Thursday, 11 August 2011

Mahatma Gandhiji’s First Fast

Gandhiji undertook many fasts, some to resolve issues of great import and others for lesser ones, during the course of the freedom struggle. However, his very first fast was like a thunderclap which hit the country with shattering impact.
The most important thing about this fast was it was totally apolitical i.e. it was not directed to resolve any political issue nor directed against the government. Besides, as in our celebrated epic, Mahabharata, on both sides of the dispute were ranged loving and close friends whom Gandhiji held in high esteem.

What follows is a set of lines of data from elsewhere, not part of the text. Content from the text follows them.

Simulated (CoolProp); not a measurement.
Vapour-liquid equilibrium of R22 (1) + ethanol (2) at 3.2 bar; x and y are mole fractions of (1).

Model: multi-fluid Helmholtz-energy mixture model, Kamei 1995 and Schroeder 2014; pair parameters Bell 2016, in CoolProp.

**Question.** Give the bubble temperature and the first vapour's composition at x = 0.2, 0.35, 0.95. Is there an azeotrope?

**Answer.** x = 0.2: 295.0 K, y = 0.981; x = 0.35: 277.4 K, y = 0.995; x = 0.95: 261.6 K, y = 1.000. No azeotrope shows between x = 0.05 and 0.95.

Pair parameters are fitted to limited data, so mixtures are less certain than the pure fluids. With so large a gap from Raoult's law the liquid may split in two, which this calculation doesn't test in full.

The dispute concerned the textile workers at Ahmedabad who were both underpaid and overworked. Gandhiji had studied their grievances and felt they were genuine. On the other side of the dispute were ranged the powerful textile magnates of Ahmedabad, led by the redoubtable Ambalal Sarabhai, the biggest textile manufacturer of Ahmedabad, who was a close friend of Gandhiji.
On the basis of his investigations, Gandhiji advised the millowners to arbitrate the issue. This suggestion was flatly rejected by the millowners. Gandhiji, therefore, advised the workers to go on strike, insisting that; (a) it should be totally violence free, (b) the workers should not attend mills till their demands were met.
Gandhiji was assisted in the strike by none other than Anasuyaben, sister of Ambalal Sarabhai, the leader of the millowners.
Everyday Gandhiji and the striking workers met, reviewed the progress of the strike. Later the workers would march to the town with their banners peacefully.
The millowners remained adamant. The strike dragged on. After some time Gandhiji felt that the enthusiasm of the workers was waning as less and less workers attended his morning meetings. Reports of some workers secretly attending the mills also reached him.
One morning while talking to the workers, Gandhiji suddenly threw a bombshell at them. He declared, he would not touch any food till the strike was won. His unexpected and breathtaking declaration, shook not only the strikers but the employers too. The workers cried, they would also join his fast. Anasuyaben was shattered and besides herself with grief. Gandhiji did not approve of anyone joining him in his fast.
He, however, realised that his sudden decision to fast which was mainly directed to maintain the workers unity, was acting unintentionally as a moral pressure on the millowners. Gandhiji told the millowners that they should not be influenced by his fast.
It was not directed against them. He was a striker and should be treated as such by the employers.
Three days after the fast, the millowners accepted his suggestion of arbitration and so the strike came to an end, which had lasted for three weeks. This first fast of Gandhiji set the pattern for the subsequent important fasts that Gandhiji undertook, based on utter truth and transparency!